GREECE - Following the recent scandal about pension funds' bond purchases the Greek government has issued new rules on selections of board members for state-controlled funds.

In future, heads of pension funds will have to have proven experience in social insurance or social policy issues.

Furthermore, a commission will be set up for the selection of these people. It is to consist of the secretary general of Social insurance as non-voting chairman, the head of the Capital Markets Commission, the governor of the Bank of Greece as well as representatives of employers and employees unions.

Another step the government wants to take is to spread the use of International Accounting Standards and compulsory annual reports.

Earlier this month Andreas Kintis was appointed new head of the Civil Servants' Auxiliary Fund (TEADY), following his predecessor's forced resignation over bond-overpricing allegations.

Kintis, a professor of econometrics and a former rector of the Athens University of Economics and Business, took up his new position last week.

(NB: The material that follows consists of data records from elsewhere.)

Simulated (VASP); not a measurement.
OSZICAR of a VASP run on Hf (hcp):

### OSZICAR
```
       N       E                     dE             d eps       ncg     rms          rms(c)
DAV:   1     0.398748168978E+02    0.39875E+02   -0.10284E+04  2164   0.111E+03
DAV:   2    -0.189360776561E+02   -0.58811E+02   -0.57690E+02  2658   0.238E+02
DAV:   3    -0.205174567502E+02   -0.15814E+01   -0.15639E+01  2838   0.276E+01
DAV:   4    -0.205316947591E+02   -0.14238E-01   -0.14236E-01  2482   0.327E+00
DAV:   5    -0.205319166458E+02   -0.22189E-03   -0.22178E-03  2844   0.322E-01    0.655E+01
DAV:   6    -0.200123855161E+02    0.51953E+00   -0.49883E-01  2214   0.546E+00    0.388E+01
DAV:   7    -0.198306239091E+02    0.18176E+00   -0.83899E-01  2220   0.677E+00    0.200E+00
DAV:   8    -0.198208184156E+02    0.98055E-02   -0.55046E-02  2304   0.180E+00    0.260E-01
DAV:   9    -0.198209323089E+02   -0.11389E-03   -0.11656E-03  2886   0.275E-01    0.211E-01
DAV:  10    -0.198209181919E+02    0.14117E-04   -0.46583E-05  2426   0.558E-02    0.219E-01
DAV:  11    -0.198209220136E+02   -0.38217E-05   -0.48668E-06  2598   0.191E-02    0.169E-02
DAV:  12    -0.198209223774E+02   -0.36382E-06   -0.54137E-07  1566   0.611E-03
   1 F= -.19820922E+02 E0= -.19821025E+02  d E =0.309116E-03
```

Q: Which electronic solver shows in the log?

The fund's previous head, Agapios Simeoforidis, was asked to step down after it was found that TEADY allegedly over-paid €5m for a structured bond. He is now under investigation over the sale.

Financial columnist Dimitris Kontogiannis sees the scandal as a chance to overhaul the pension system including restrictions on asset allocation. Currently, pension funds have to put 23% in Greek equities and real estate and 77% to Greek government bonds, he explained in the daily Kathimerini.